Friday, September 01, 2006

Reeling in the Years

Well, the Summer Scrapbooking Challenge is finally over and I am happy to report that I finished the challenge with 303 pages completed. What a ride it has been! I did a heritage album of my mother's side of the family from my Gr.Gr.Gr. Grandmother up to my mother. I scrapbooked my mother's life up to her present day at 92 years young, I started my own heritage album and have just gotten through my Army years, and I finished the heritage album of my father's life.

Speaking of my father, it's been a bittersweet time. Dad died while I was on my honeymoon almost 27 years ago. He never met my husband although he did talk to him over the phone when George called him from Greece to ask for permission to marry me. We had planned to redo our vows back home once we rotated back to the States so that our parents could attend the ceremony but that wasn't to be.

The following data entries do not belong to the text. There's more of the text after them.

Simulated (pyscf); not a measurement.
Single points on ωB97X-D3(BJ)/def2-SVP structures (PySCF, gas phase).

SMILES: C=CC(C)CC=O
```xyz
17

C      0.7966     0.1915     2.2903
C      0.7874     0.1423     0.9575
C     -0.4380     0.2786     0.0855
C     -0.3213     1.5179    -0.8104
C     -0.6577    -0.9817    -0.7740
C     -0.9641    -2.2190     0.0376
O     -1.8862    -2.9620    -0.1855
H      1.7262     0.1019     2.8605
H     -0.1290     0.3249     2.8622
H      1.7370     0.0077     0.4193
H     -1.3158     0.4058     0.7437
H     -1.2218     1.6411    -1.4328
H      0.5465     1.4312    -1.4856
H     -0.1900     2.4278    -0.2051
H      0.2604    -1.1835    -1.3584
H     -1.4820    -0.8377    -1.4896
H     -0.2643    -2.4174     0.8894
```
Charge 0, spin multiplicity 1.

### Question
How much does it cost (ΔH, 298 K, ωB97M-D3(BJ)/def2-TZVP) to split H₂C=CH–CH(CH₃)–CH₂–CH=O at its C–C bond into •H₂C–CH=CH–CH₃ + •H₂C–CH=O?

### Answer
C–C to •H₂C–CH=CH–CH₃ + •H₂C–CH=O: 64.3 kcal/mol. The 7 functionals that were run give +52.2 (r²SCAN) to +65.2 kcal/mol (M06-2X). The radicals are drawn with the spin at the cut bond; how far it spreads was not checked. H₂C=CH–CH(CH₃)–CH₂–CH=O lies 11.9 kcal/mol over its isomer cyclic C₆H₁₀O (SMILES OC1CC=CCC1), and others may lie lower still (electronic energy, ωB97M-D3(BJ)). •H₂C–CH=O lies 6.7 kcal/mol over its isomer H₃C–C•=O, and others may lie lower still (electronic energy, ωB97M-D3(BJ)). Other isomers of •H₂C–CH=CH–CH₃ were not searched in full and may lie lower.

Putting these old pictures into a scrapbook and writing down all the old stories has been very emotional for me. I've been reliving all these memories. Take this picture, for instance. My brother and I are posing next to Lake Superior while we were enroute to the farm in Minnesota. Notice the bloody bandages on both of my knees. With my usual grace, I had decided to run down a hill at a rest stop to get to the car and had lost my footing, skidding down the remainder of the hill and across half of the parking lot. Ouch! I still bear the scars on both knees. When I look at that picture and when I read the journaling about it, I can remember that day so clearly.

I think people still throw pictures in albums but not many write down the stories these days. We need to do that, even if it is writing it up on the computer and then printing it off and sticking it in your album. Every culture has had its storytellers. In early cultures, that's how they passed on the group memories and traditions. In our extended families, someone has to be the group storyteller because the older generations are passing on and as they do, many of those wonderful stories are being lost forever.

So I've spent some enjoyable time with my dad this summer, I've caught glimpses of my mom in college, and I've relived the triumphs of my college theatrical career, all through the combination of scrapbooking and memories. Not a bad way to spend the summer, if I do say so. But I must admit, after 303 pages completed.....I'm taking a break for a few weeks to do some knitting, crocheting, and looming.